Re: Issue #19: Unicode for Component Pascal identifiers

Post by DGDanforth »

Ivan Denisov wrote:Zinn and Josef, please look at the table 3-7 here:
http://www.unicode.org/versions/Unicode7.0.0/ch03.pdf
wellformedutf8.png
Notice that the exceptions to the rule only occur if there are 3 or 4 bytes.
If we restrict our support to two bytes (16 bits) then almost all of the world's languages
are supported and the conversions become trivial.
Ivan Denisov
Posts: 1700
Joined: Tue Sep 17, 2013 12:21 am
Location: Russia

Re: Issue #19: Unicode for Component Pascal identifiers

Post by Ivan Denisov »

DGDanforth wrote:Notice that the exceptions to the rule only occur if there are 3 or 4 bytes.
If we restrict our support to two bytes (16 bits) then almost all of the world's languages
are supported and the conversions become trivial.
No, because number of bytes for utf-8 character does not match number of bytes in UCS-2 (2-byte Unicode).
User avatar
DGDanforth
Posts: 1061
Joined: Tue Sep 17, 2013 1:16 am
Location: Palo Alto, California, USA
Contact:

Re: Issue #19: Unicode for Component Pascal identifiers

Post by DGDanforth »

Ivan Denisov wrote:
DGDanforth wrote:Notice that the exceptions to the rule only occur if there are 3 or 4 bytes.
If we restrict our support to two bytes (16 bits) then almost all of the world's languages
are supported and the conversions become trivial.
No, because number of bytes for utf-8 character does not match number of bytes in UCS-2 (2-byte Unicode).
So why are we using utf-8? Why aren't we using 2-byte Unicode?

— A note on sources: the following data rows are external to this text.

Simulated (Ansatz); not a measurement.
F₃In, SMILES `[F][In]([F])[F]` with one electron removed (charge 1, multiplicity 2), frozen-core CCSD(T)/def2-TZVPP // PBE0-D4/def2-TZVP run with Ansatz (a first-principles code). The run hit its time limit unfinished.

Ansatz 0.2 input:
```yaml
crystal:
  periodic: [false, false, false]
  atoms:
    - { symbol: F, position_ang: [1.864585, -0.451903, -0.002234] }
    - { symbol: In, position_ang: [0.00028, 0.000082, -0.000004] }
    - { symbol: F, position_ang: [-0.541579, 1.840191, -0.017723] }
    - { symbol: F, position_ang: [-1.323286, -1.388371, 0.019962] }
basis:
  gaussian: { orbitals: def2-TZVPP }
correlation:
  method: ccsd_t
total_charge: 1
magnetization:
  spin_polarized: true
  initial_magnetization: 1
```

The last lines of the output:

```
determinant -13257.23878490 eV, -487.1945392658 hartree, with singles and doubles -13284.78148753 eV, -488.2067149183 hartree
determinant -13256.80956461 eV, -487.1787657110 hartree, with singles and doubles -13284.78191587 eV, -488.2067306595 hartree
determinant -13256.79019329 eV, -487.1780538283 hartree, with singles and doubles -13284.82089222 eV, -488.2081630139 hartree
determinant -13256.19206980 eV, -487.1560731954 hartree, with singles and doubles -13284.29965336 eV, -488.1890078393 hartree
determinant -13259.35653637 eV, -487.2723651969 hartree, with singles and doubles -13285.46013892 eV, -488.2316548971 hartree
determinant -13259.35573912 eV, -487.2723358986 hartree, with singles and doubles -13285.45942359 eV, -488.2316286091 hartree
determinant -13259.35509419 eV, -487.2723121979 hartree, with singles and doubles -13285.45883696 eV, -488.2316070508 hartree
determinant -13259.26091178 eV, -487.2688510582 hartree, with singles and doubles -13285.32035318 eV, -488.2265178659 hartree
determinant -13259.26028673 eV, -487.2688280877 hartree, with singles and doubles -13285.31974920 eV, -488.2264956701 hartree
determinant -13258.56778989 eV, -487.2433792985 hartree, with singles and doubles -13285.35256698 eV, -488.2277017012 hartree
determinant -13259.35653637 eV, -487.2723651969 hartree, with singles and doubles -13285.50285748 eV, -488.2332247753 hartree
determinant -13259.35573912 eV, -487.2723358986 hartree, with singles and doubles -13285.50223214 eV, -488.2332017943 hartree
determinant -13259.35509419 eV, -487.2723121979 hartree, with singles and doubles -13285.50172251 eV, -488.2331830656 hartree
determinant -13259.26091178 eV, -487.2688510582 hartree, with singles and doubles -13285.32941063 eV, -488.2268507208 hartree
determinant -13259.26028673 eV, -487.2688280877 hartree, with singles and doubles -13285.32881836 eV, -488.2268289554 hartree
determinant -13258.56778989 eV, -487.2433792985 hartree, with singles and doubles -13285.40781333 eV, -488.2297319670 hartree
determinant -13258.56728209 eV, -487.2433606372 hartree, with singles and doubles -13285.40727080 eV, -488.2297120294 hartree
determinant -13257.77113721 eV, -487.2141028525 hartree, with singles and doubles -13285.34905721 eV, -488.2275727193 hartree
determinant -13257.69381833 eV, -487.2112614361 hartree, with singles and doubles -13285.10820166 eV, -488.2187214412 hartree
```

I never did understand why Helmut did that.
User avatar
Josef Templ
Posts: 2047
Joined: Tue Sep 17, 2013 6:50 am

Re: Issue #19: Unicode for Component Pascal identifiers

Post by Josef Templ »

Once again: a VALID String in Component Pascal is one that ends with 0X with any number and value of
16-bit Unicode characters preceding the 0X. There is NO NOTION of invalid Unicode characters in Component Pascal.
Why in the world do we need to introduce invalid Unicode characters now?
There was no problem in the past and there will be no problem in the future that is solved by
complicating the Utf8 conversion.

If it turns out to be a problem in the future we have to introduce the notion of invalid Unicode characters
e.g. in module Strings by introducing another character class. But this issue is completely
independent from our current issue of introducing 16-bit Unicode support for CP identifiers.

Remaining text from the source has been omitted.